Trick for reducing BeeGFS load when using Python envs

Using archives for faster python loading

The core issue I used to face was that when loading a complex python environment the import statements would take up to several minutes to run. This was because of the thousands of file access to each python package file.

This solution have been mentioned before, but I’ve been using this workaround to avoid loading custom Python environments file-by-file from BeeGFS network directories. For large environments it can speed up the initial imports to run a script by an order of magnitude. There are shortcut bash functions at the end of this post as well to make it simpler.

The trick is to essentially build a virtual environment in the /tmp directory which uses local storage, and then package the environment directory into an archive in the home directory. You then unpack that archive (one file access, fast) to /tmp as the prelude to any job instead of loading the environment from the network (many file accesses, slow).

TL;DR

  • Build your environments in fast local storage at /tmp
  • Use 7z or another tool to archive your environment into a single file that’s fast to access
  • Whenever a job runs unpack that archive to the node’s /tmp so you don’t need to access network files for every import mypackage statement
  • Speeds up complex environments (>1000 python files) tremendously, reduces load on BeeGFS metadata servers by making only one request instead of >1000.
  • Shortcut functions at the end for one environment or many
  • Key caveats: Cannot port archives between clusters (don’t know why, path/permission issues?), archiving environments with large files like CUDA toolkit libs can make this take up lots of home directory space

Step 1: Building a virtual environment

I’ve only tested this method with venv and uv venv (highly recommend the latter for faster package management, see Astral UV for details) but it should in principle work with anaconda provided you specify the paths to be the same.

Replace uv venv with venv if you don’t have UV. If you use conda, you will need to create a new conda installation in /tmp at this stage.
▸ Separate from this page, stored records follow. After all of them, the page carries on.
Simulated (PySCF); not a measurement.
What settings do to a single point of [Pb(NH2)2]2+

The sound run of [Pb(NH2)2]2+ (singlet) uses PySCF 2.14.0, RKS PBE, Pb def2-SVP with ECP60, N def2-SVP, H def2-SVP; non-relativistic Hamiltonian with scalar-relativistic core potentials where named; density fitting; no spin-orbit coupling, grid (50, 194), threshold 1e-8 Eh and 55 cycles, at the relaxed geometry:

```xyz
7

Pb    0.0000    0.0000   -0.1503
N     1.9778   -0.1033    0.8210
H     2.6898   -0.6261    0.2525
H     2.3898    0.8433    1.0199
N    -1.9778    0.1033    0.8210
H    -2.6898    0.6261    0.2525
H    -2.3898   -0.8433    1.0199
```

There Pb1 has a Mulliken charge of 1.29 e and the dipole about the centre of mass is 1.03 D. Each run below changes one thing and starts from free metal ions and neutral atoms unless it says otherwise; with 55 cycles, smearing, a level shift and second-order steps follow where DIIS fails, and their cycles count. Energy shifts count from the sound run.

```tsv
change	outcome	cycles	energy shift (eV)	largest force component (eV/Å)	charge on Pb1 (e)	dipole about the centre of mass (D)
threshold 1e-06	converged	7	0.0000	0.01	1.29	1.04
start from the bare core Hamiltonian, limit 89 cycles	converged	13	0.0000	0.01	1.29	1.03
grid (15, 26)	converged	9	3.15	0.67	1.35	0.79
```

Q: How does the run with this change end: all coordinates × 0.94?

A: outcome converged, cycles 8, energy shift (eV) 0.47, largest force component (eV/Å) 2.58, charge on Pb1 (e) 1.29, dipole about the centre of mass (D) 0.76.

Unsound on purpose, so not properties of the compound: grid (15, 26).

You start by creating a virtual environment in the /tmp directory which lives in local disk storage on the cluster:

$ cd /tmp
$ uv venv MY_ENV_NAME -p 3.10  # This creates a python 3.10 venv, adjust as needed. Make sure not to use the default .venv name!
$ cd MY_ENV_NAME && uv pip install PKG1 PKG2  # Install as usual until your environment is  ready

Verify that you have all the packages you need for your cluster jobs in that environment before step 2.

Step 2: Archiving

I use 7zip since it’s already on the cluster to archive the environment folder. This would also work with tarballs, but I know 7z better and so used that. Also for very large environments such as those using CUDA compression is nice and 7z natively supports parallel compression unlike the default bzip.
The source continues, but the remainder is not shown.